U.S. commander orders plans on Pakistan

WASHINGTON - January 23, 2008 Adm. William J. Fallon, commander of U.S. Central Command, issued a planning order, an internal instruction to lower-level commanders, to propose ideas for a long-term approach to helping Pakistan combat what has become an expanding, homegrown insurgency that threatens the stability of the government.

Fallon's intent is to develop new approaches to help Pakistan, with a time horizon stretching to 2015, the official said. The official spoke on condition of anonymity because the order has not been made public.

A central assumption in the planning is that no such U.S. training contribution would be made without the Pakistani government's prior approval, the official said.

Fallon was in Pakistan this week meeting with senior Pakistani military officials.

In an interview last week during a conference with Middle Eastern defense chiefs in Florida, Fallon said Pakistan is taking a more welcoming view of U.S. suggestions for using American troops to train and advise its own forces in the fight against anti-government extremists.

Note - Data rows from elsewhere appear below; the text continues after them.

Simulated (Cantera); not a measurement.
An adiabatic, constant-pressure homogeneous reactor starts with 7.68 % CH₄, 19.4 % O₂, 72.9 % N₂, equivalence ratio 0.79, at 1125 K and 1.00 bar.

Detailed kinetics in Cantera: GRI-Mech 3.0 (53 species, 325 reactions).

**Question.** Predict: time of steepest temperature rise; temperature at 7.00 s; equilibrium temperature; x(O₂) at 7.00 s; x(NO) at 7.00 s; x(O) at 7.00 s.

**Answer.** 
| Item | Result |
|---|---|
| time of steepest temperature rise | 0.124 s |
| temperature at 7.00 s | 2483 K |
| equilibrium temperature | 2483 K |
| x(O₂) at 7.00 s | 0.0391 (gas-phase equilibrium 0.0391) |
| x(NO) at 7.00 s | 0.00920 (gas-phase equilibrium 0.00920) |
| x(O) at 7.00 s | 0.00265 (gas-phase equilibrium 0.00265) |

Fallon said he believes increased violence inside Pakistan in recent months has led Pakistani leaders to conclude that they must focus more intensively on extremist al-Qaida hideouts near the border with Afghanistan.

"They see they've got real problems internally," Fallon said. "My sense is there is an increased willingness to address these problems, and we're going to try to help them." He said U.S. assistance would be "more robust," but he offered few details. "There is more willingness to do that now" on Pakistan's part, he said.

The Bush administration's anxiety about Pakistan's stability has grown in recent months, not only because of its potential implications for U.S. stability efforts in neighboring Afghanistan but also because of worry about the security of Pakistan's nuclear arsenal.

Secretary of State Condoleezza Rice met Wednesday with Pakistani leader Pervez Musharraf, the highest-level meeting of U.S. and Pakistan officials since the assassination last month of opposition leader Benazir Bhutto. While Rice praised Musharraf as a steadfast ally and promised continued U.S. support, she pressed him to keep his commitment to democracy and to free and fair elections in February.

At the Pentagon, one of Fallon's subordinate commanders, Army Maj. Gen. David Rodriguez, said the Taliban insurgency in Afghanistan is unlikely to stage a spring offensive in the volatile eastern region bordering Pakistan.

Rodriguez, who commands U.S. forces in eastern Afghanistan, told a Pentagon news conference that Taliban and al-Qaida fighters operating from havens in the largely ungoverned tribal areas of western Pakistan appear to have shifted their focus toward targets inside Pakistan rather than across the border in Afghanistan.

"I don't think there'll be a big spring offensive this year," Rodriguez said.

That is partly due to ordinary Afghans' disillusionment with the Taliban movement, he said, and partly because the Taliban and al-Qaida fighters see new opportunities to accelerate instability inside Pakistan. He also said Afghan security forces are becoming more effective partners with U.S. forces.

The Taliban generally has staged stepped-up offensives each spring, when the weather is more favorable for ground movement, although an anticipated offensive last spring did not materialize.

U.S. officials have said in recent days that they do expect a spring offensive in the southern area of Afghanistan, a traditional Taliban stronghold where fighting is most intense. That is one reason Defense Secretary Robert Gates last week approved the deployment of an additional 2,200 Marines to the southern sector, where NATO forces are in command.

In all, there are about 28,000 U.S. troops in Afghanistan, of whom roughly half are under Rodriguez's command. Rodriguez said he needs no more U.S. troops in his area but looks forward to having two more Afghan National Army brigades, due to begin operating in his sector this spring.

Rodriguez also said he sees no sign that the United States is preparing to send forces into Pakistan without the Pakistan government's approval.

"We're not planning that," he said. "Pakistan is a sovereign government, and we have no plans that I'm involved in or have even heard of to do anything like that."

On Capitol Hill, the House Armed Services Committee heard testimony from retired Army Lt. Gen. David Barno, a former commander of U.S. forces in Afghanistan. The committee chairman, Rep. Ike Skelton, D-Mo., opened the session with an expression of concern about trends in Afghanistan.

"I believe that we currently risk a strategic failure in Afghanistan and that we must do what it takes to avoid this disastrous outcome," Skelton said in a prepared statement. "We must re-prioritize and shift needed resources from Iraq to Afghanistan. We must once again make Afghanistan the central focus in the war against terrorism - our national security and Afghanistan's future are at stake."